Originally I skimmed through most of your question and mainly answered the question in bold. I have since reread the question and decided to give some more comments.
Ordinal vs Cardinal indices
You claim that the ordinal notation in indices of cardinals makes the computation unwieldy, however there is a very distinct reason for using ordinals and not cardinals. That is because ordinals and cardinals are used for a different purpose.
Where cardinals are used to give the cardinality of a set, ordinals are used to give a well-order to things. In particular, any process that is guided by transfinite induction / recursion of length $\alpha$ (for $\alpha$ some ordinal) is basically an iteration where we take a step for each $\beta<\alpha$.
Therefore we use ordinals $\alpha$ as index of aleph numbers $\aleph_\alpha$, since we can describe $\aleph_\alpha$ as the least cardinality (of a well-ordered set) that is strictly larger that $\aleph_\beta$ for all $\beta<\alpha$. This means that $\aleph_\omega$ and $\aleph_{\omega+1}$ are different cardinals, since $\omega<\omega+1$. However, if we would write $\aleph_{\aleph_0}$ and $\aleph_{\aleph_0+1}$ instead, then it becomes very confusing: we interpret $\aleph_0$ as a cardinal, but the $+1$ should be used to denote ordinal addition.
Knuth Arrow
There seems to be a difficulty with just copying the Knuth Arrow: its recursive definition does not go through unless we take some care at the limit step. We cannot use the standard recursive definition, as it uses subtraction:
\begin{align} A\uparrow^n 0 &= 1\\ A\uparrow^1 \beta &= A^\beta\\ A\uparrow^n \beta &= A\uparrow^{n-1}(A\uparrow^n (\beta-1)) \end{align}
Note that $\beta$ cannot be limit ordinals in this definition, therefore $\aleph_0\uparrow\uparrow \omega$ does not immediately make sense. We can remedy this by definining an extra clause that $A\uparrow^n \beta$ is the limit $\bigcup_{\alpha<\beta} A\uparrow^n\alpha$ when $\beta$ is a limit ordinal.

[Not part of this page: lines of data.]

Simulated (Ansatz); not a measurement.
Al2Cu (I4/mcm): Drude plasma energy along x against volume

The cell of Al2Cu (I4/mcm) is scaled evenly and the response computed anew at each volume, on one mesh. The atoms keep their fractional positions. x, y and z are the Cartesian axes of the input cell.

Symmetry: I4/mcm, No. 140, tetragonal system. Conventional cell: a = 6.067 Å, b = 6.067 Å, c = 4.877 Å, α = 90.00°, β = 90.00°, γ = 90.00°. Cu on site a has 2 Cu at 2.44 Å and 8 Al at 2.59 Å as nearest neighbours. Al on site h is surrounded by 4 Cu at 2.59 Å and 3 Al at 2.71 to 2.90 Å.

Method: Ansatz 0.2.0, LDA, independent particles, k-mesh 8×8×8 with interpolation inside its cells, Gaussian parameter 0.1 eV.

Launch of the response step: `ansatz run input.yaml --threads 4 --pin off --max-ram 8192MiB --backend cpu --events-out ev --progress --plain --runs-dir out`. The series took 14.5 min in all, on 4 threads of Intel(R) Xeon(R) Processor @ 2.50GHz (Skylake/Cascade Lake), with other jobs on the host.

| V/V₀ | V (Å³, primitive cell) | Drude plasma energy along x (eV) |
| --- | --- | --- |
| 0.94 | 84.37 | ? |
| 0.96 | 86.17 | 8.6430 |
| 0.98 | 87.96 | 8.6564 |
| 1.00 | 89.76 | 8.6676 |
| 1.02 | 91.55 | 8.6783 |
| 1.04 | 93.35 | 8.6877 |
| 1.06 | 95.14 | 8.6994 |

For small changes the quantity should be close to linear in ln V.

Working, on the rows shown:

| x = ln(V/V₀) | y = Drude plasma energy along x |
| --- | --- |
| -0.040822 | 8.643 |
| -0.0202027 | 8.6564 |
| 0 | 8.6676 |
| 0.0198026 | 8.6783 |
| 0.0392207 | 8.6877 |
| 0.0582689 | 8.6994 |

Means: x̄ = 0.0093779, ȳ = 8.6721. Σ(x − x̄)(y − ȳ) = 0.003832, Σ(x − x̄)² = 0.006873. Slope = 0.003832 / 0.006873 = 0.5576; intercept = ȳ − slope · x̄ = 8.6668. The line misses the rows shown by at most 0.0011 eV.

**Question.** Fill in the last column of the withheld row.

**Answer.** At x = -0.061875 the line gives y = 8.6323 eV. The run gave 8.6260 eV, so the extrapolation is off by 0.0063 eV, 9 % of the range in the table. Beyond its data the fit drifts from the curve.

Now, again, it is important to use ordinals after the arrows, and not cardinals. For instance, if we assume the Generalised Continuum Hypothesis we have that $\aleph_0\uparrow\uparrow \omega=\aleph_\omega$, while $\aleph_0\uparrow\uparrow\omega+1=\aleph_0\uparrow(\aleph_0\uparrow\uparrow\omega)=\aleph_0^{\aleph_\omega}=\aleph_{\omega+1}$. Hence it is the order-type of the thing after the arrows that is important, not the cardinality.
Fixed Points
You call $\aleph_\omega$ a fixed point of the $\aleph$ function. This is not true: A fixed point would be a cardinal $\aleph_\alpha$ such that $|\alpha|=\aleph_\alpha$. Note that $|\omega|\neq\aleph_\omega$, thus this is not a fixed point.
We can find a fixed point, by taking the limit of the sequence $\aleph_\omega, \aleph_{\omega_\omega}, \aleph_{\omega_{\omega_\omega}},\dots$. The existence of fixed points follows from the aleph function being a normal function.
You state that $\aleph_\omega^{\aleph_0}=\aleph_\omega$. This does not have to be the case, since it is consistent that $2^{\aleph_0}>\aleph_\omega$. Clearly then also $\aleph_\omega^{\aleph_0}>\aleph_\omega$.
The claim that $\aleph_0^{\aleph_\omega}=\aleph_\omega$ is even worse, since it is provably false: this is a direct contradiction to Cantor's theorem, since $2^{\aleph_\omega}= \aleph_0^{\aleph_\omega}=\aleph_\omega<2^{\aleph_\omega}$.
Finally you state that $\aleph_{\omega}^{\aleph_\omega}=\aleph_{\omega_\omega}$, but once again this is provably false: this is a direct contradiciton to König's Theorem. One way to state König's Theorem is that $\kappa<\mathrm{cf}(2^\kappa)$ for all $\kappa$. However, your equation states that $2^{\aleph_\omega}=\aleph_{\omega}^{\aleph_\omega}=\aleph_{\omega_\omega}$, but $\mathrm{cf}(\aleph_{\omega_\omega})=\aleph_0$ and $\aleph_0<\aleph_\omega$, contradiction.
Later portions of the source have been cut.